Cape Canaveral - June 30, 2001
A Boeing Delta II rocket successfully launched NASA's Microwave Anisotropy Probe (MAP) into space today on a quest for the origins of the universe.

Liftoff occurred at 3:46 p.m. EDT from Space Launch Complex 17B. Approximately one hour and 26 minutes later, the Boeing Delta II deployed the MAP spacecraft.

"Our job is to give MAP a safe ride into space," said Joy Bryant, director of NASA Expendable Launch Programs for Boeing. "The launch is a highly crucial part of the mission and we have put enormous time and effort into ensuring its success. Today all of that hard work paid off."

The MAP mission is managed by NASA's Goddard Space Flight Center in Greenbelt, Md. and was built in partnership with Princeton University in Princeton, NJ.

The mission's goal is to determine the history, content, shape, and fate of the universe. Since light from distant stars can take millions of years to reach earth, the pictures that MAP takes will represent the universe from just after the time of the Big Bang.

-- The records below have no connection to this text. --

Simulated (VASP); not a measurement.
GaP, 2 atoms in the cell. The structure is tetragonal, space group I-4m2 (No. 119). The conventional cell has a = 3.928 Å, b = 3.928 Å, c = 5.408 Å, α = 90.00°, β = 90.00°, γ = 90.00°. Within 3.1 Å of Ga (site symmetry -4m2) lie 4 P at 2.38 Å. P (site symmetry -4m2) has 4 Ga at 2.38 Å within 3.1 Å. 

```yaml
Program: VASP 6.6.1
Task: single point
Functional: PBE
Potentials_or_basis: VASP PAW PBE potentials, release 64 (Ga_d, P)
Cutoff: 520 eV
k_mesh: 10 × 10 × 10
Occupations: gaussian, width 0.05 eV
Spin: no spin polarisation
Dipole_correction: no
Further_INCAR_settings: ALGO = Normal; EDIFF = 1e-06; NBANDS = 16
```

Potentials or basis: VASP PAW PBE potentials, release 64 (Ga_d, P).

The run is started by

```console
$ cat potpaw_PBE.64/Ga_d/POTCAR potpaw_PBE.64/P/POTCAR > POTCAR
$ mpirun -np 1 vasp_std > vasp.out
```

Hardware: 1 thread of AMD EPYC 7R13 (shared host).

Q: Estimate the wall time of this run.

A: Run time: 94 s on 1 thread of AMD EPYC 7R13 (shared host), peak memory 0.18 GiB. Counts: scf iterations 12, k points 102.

"We're getting a snapshot of what the universe looked like 300,000 years after the Big Bang," said Princeton astrophysicist David Spergel, a project scientist.

That's a long time ago, considering that the universe is thought to be somewhere around 14 billion years old. It's the equivalent of looking into the eyes of an 80-year-old man and seeing what he looked like 15 hours after birth.

The message scientists will take from this report is expected to answer some of the most fundamental and longstanding questions in cosmology, such as the age of the universe, what it is made of and how fast it is expanding.

To do so, the satellite, called MAP, or Microwave Anisotropy Probe, will measure exceedingly small variations -- anisotropies -- in the nearly uniform flow of background radiation.

Reading the spacing of these ripples will tell scientists how long it has been since they began spreading out, like waves from a rock thrown into a pool, and thus how long it has been since the Big Bang.

The pursuit of this information will take MAP far from home. The rocket leaving Cape Canaveral will carry the satellite not into a conventional orbit around Earth, but to a spot a million miles away where it will orbit the sun.

This destination, called the Lagrange point No. 2, is unique in that the combined gravity of the Earth and sun will keep the satellite in lockstep with the Earth, always forming a straight line from sun to Earth to satellite.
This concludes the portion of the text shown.